Some comments on Jonald_Fyookball's report from the miner meeting
I wrote this originally as a comment on Jonald's report, but then I noticed he's set a ridiculous $20 fee for comments (to avoid criticism?). So I thought I might as well make a new post instead.
Thanks for the report. Here are my opinions on some things (quoting Jonald):
When pushed, nChain was unable to give objections to OP_CHECKDATASIG,
I think the burden of proof when adding new stuff should be on the ones who want to add it, not on the ones who oppose it. BCH should be made stable by locking the protocol.
stating that they had not investigated it enough or that the people who could explain were not present.
This is exactly the reason for locking the protocol. Should devs always waste their precious time and energy investigating whenever someone is willing to inject something into the protocol?
The burden of proof should not be on the ones who oppose change.
There was little to no attempt to compromise from anyone. I posed the question to nChain if they would be willing to accept some of the ABC changes if their op codes could be given more priority; the answer was essentially "no".
Here's what Ayn Rand had to say about compromise:
"In any compromise between food and poison, it is only death that can win. In any compromise between good and evil, it is only evil that can profit."
Talking about "compromise" is trying to make this about persons and politics, when there's much more at stake, Bitcoin itself and its future. Just one harmful change might endanger it.
One does not "compromise" by adding only half dose of poison into his food. If I know food is poisoned, I don't eat it and I don't care if that displeases the chef.
"Some had said that there is a difference in philosophies (locking down the protocol vs improving it in order to scale), but based on the fact that everyone had similar goals, my main conclusion is that this battle is really about influence and control over the protocol."

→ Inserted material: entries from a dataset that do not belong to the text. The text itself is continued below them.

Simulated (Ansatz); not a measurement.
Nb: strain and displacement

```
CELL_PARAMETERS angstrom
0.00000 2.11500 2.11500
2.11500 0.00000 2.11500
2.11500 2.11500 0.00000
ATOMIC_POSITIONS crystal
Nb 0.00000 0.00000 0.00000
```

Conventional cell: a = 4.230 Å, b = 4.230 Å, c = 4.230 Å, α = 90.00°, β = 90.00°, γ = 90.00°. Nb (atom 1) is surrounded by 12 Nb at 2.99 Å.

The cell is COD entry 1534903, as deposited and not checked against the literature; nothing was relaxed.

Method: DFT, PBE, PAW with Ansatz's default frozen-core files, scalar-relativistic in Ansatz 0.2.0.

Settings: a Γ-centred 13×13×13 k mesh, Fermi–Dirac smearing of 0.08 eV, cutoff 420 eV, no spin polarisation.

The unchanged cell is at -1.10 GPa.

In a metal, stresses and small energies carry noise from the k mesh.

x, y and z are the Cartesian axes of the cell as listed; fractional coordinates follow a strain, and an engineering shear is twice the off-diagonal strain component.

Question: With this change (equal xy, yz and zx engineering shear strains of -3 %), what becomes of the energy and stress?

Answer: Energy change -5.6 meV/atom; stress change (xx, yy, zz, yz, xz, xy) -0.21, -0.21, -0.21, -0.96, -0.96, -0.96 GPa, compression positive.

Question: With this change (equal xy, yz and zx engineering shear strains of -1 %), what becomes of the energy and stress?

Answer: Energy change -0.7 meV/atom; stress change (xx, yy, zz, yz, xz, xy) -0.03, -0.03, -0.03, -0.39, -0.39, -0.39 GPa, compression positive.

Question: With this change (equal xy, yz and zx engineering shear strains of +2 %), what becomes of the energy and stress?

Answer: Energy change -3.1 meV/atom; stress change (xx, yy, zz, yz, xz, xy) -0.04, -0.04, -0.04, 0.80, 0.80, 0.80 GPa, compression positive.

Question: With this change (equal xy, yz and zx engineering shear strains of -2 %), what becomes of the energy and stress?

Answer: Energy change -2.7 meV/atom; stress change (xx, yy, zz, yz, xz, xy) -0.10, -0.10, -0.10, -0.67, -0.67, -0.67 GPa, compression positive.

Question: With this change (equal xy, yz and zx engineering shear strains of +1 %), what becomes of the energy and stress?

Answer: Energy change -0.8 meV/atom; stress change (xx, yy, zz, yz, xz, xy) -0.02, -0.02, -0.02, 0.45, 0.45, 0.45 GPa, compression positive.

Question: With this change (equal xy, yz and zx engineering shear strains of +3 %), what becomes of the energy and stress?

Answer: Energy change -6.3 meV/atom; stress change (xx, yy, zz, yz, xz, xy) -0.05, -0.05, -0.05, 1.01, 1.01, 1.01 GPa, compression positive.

This same misrepresentation keeps getting repeated.
Who is in control if the protocol is locked? No one.
And that's why it should be locked. If it's not, then there's always this question of control and politics. Which was something Bitcoin was supposed to avoid.
And I don't say this stuff because I support nChain. It's the other way around. (Does this really need to be stated? Some people try to make into some kind of "tribe"/"follower" thing.) If nChain ever starts pushing unnecessary changes to the protocol, I will oppose them too.